In a motion to dismiss the complaint filed against him the defendant at inception of proceedings asserted in said motion that at the time the Governor of Texas granted the requisition on October 15, 1946, there was an "agreement and understanding between the county attorney of Oklahoma and the Attorney General of Texas and defendant's attorney that the defendant would be afforded a reasonable opportunity to apply to the courts of the State of Texas for a writ of habeas corpus to test the validity of such detention, said hearing being on a Tuesday, and it was understood that defendant would be granted until Friday, in which to make and file such application." The motion then alleges some further dealings between the attorneys and the fact that on the 18th day of October, 1946, defendant was delivered by the sheriff of Denton county, Texas, to the officers of Bryan county, who then brought defendant into Oklahoma. It is therefore argued by defendant that when the Governor of Texas granted extradition the defendant had a "constitutional right of a reasonable time" in which to apply for writ of habeas corpus, and that such right was denied him through violation of a promise made to the Governor of Texas.
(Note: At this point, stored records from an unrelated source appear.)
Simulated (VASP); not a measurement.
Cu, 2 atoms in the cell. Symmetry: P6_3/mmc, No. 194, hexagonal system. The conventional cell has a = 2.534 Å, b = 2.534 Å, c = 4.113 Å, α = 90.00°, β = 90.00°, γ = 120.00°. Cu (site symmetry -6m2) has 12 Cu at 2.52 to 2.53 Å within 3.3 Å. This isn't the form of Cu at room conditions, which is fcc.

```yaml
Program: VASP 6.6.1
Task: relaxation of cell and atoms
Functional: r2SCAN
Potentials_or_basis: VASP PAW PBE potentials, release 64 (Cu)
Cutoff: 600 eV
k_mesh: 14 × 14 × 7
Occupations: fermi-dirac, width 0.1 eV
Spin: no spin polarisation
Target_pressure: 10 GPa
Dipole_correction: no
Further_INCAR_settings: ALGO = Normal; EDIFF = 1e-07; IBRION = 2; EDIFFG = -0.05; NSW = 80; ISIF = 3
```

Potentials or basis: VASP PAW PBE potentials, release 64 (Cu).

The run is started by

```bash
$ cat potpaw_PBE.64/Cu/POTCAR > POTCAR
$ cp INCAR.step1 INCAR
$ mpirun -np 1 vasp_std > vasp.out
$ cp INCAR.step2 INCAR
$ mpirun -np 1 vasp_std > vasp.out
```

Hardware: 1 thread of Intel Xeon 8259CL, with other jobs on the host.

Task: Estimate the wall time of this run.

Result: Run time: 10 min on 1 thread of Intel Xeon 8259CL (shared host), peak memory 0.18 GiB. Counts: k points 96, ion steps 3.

The record contains no evidence as to the correctness of the allegations of the motion, though the point raised was urged at all times in the trial court and is properly raised in this court. However, the truthfulness of the allegations would appear immaterial, as the general rule, and which seems applicable to the factual situation here, is stated in a note in 165 A.L.R., p. 948, where it is said that:
"It is virtually a universal rule of law that where a person accused of a crime is found within the territorial jurisdiction wherein he is so charged, and is held under process legally issued from a court of that jurisdiction, neither the jurisdiction of the court nor the right to put him on trial for the offense charged is impaired by the manner in which he was brought from another jurisdiction, whether by kidnapping, illegal arrest, abduction, or irregular extradition proceedings."
The basic principle supporting this general rule is that when a person accused of crime is held under valid process in the proper forum, such detention is not rendered invalid because of the illegality of the events which preceded, or which made the detention physically possible. His wrong against the state holding him is not to be condoned because of the illegality of the means employed in obtaining custody. The means used to bring him there will not be a subject of inquiry. Mathews v. State, 19 Okla. Cr. 153, 198 P. 112.
Counsel asserts that "the trial of Traxler 13 years after the alleged commission of the offense when delay was no fault of his constituted a denial of a speedy trial contrary to the constitution and laws of the State of Oklahoma and of the United States."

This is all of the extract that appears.